I have a Win32 application written in C that can have its console output via printf() redirected to a log file.

It would be nice if I could have my app. detect if it had been started with or without a redirect '>'.

Any ideas?

A: 

AFAIK the answer to this is that you can't. Output redirection works by simply reading the stream of output from a given program and redirecting it to another pipe / stream. The design of file / streams is such that the writer is ignorant of the reader to the point that you shouldn't know you are being read.

Even detecting that there was a reader would be of no use because there is one in the normal case. The console is reading the output of your program and displaying it to the screen already.

JaredPar
+1  A: 

I think that pipes are blind by nature, so you don't have a built-in way to tell whether you're being redirected. Moreover, trying to find out what's happening behind an abstraction layer is a bad habit.

If you really need to control your output, add the log file name as a command line parameter!

That being said, you can make some smart guesswork to find out:

  • A program can query the shell command history to find out the most recent commands executed.
  • If you know the path to the logfiles, you can scan that directory and see if a file has been created or changed its size.
  • Benchmark writing speed when redirected and not redirected. This would work only if your system is ultra-stable, and environment condition won't change.
Adam Matan
+2  A: 

There may be a way to do this - a quick google yielded this hit that might give you the hint in the right direction.

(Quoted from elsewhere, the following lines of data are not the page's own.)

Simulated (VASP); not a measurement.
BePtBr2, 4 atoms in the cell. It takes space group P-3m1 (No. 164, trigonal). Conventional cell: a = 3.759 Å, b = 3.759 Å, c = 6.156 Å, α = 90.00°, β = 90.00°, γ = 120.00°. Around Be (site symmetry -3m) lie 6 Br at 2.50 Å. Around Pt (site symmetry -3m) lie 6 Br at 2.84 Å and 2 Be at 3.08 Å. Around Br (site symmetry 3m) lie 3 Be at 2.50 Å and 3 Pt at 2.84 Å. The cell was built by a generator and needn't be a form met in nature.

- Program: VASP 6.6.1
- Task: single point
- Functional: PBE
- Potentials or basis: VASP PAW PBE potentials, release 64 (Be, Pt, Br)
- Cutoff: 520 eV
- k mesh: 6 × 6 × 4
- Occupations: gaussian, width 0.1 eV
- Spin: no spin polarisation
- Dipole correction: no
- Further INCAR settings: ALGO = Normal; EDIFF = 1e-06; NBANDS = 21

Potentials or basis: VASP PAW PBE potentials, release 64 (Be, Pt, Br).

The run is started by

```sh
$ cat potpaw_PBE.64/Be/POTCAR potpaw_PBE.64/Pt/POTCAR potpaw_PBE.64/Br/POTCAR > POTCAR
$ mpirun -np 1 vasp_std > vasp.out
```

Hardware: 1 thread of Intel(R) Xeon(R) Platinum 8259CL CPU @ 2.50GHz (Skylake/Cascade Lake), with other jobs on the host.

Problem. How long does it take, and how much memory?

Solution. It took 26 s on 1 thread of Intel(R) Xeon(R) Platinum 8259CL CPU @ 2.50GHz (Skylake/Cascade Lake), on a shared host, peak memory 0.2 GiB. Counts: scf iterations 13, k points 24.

Hope this helps, Best regards, Tom.

tommieb75
+1 Nice answer. Have you tried it?
Adam Matan
@Adam: Actually, that surprised me, so no, I have not tried it. I didn't think it was possible either! :)
tommieb75
+1  A: 

Tom, thanks for the input.

I did some experiments and found this works for me..

fpost_t pos ;

fgetpos (stdout, & pos) ;

When an application's output is being redirected to a file, fgetpos() sets 'pos' to zero. It makes sense since its freshly opened stderr for you. EDIT: Actually, the value returned may be a positive integer if text has already been redirected to the log/file. So in your code you'd have something like "if (pos >= 0) bfRedirected = TRUE ;"

When an application's output is not being redirected - it's going to the console device - not a file, so fgetpos() will set 'pos' to -1.